1. People analytics has arrived
HR departments’ futures now depend on their ability to harness people data. They need to be able to build predictive analytics models. And it’s happening right now – companies are spending millions to consolidate HR platforms.
Do it successfully and it means big benefits – Bersin talks about things like reduced absences, greater innovation, better retention and increased and improved collaboration and performance. Businesses who fail to use people analytics are increasingly putting themselves at a serious disadvantage.
2. The use of mobile platforms has exploded
Could the HR software of the future be built entirely on mobile architectures? Bersin thinks so. Mobile apps are now a personal and intimate part of our lives. And while the marketplace has taken its time adopting mobile HR tech, it’s now embracing it. After all, as Bersin points out, it’s where employees spend their time – in aggregate, American workers check their mobile phones approximately 8 billion times a day.
3. Old school performance management doesn’t work
Companies are now reinventing performance management. The old school approach based on the hierarchical organisation just doesn’t work – 82% of companies believed the process they had in place was ‘not worth the time put into it’.
Leading companies are now looking at the way they manage and measure performance, emphasising the need to create a more agile approach. What does that mean? Periodic check-ins. Shared goals that are transparent and developed from the bottom up. Regular developmental conversations. Feedback that goes from employee to employee, employee to manager and manager to employee.
Businesses are rethinking the whole way they coach, evaluate and measure employees and they’re demanding tools that let them scale up these new approaches to performance management.
4. Feedback and ‘always-on’ engagement measurements are essential
Marketing teams have been finding ways to measure customer feedback for decades. And finally, companies have woken up and realised not only should they be doing it with their employees too, it needs to be real-time and local level.
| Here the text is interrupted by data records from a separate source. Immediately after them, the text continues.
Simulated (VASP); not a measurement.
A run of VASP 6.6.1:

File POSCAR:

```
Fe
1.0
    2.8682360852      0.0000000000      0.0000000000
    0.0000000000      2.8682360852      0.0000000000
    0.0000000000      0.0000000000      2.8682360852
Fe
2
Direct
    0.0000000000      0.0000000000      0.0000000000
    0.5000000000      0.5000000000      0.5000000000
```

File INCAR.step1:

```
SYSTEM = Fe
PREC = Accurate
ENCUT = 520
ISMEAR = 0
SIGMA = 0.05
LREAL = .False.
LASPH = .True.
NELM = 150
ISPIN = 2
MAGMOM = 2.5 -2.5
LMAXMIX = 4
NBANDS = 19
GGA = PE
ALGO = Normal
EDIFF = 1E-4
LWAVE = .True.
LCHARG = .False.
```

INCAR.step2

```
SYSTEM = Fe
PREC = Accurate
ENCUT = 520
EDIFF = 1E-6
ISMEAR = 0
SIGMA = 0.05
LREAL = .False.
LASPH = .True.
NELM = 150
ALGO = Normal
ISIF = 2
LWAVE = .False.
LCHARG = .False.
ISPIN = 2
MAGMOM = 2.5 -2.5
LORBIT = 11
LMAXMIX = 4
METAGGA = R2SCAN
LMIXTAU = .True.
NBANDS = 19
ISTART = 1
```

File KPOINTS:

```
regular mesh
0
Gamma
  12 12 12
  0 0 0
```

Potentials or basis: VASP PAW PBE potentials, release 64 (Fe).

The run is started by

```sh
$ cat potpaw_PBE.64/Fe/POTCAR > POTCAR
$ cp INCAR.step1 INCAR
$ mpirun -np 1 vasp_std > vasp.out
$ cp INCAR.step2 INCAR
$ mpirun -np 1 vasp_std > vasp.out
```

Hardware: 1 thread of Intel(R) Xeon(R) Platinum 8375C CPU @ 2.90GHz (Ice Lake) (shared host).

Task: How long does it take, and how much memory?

Feedback might be operational: it might be about people. But as employees become more comfortable sharing their feelings and observations, and companies improve at using that feedback, it’s revealing some hugely valuable information. Not only the challenges – management problems, leadership gaps, safety issues – but also the opportunities for business improvements too.
5. The HR tech market is no longer just about HR
Perhaps the biggest trend Bersin is highlighting is this; technology’s shifting away from providing tools that just help HR, towards tools that help employees and managers do their jobs. And it’s a trend that’s accelerating.
Software tools are being designed to help people collaborate, share and set goals, and work together as teams. And applications are converging too. Whether it’s wellness, recognition or performance management, there’s a shared aim to enhance performance, increase engagement and bring people together to create a stronger culture and improve the performance of the entire organisation.
Bersin’s report highlights the radical changes HR platforms are undergoing. The HR tech used and the experiences they deliver are new. But as the report also explains, so is the way companies are managing people. The entire marketplace has moved away from tools that automate traditional HR practices. It’s now all about platforms and apps that make life at work better for everyone.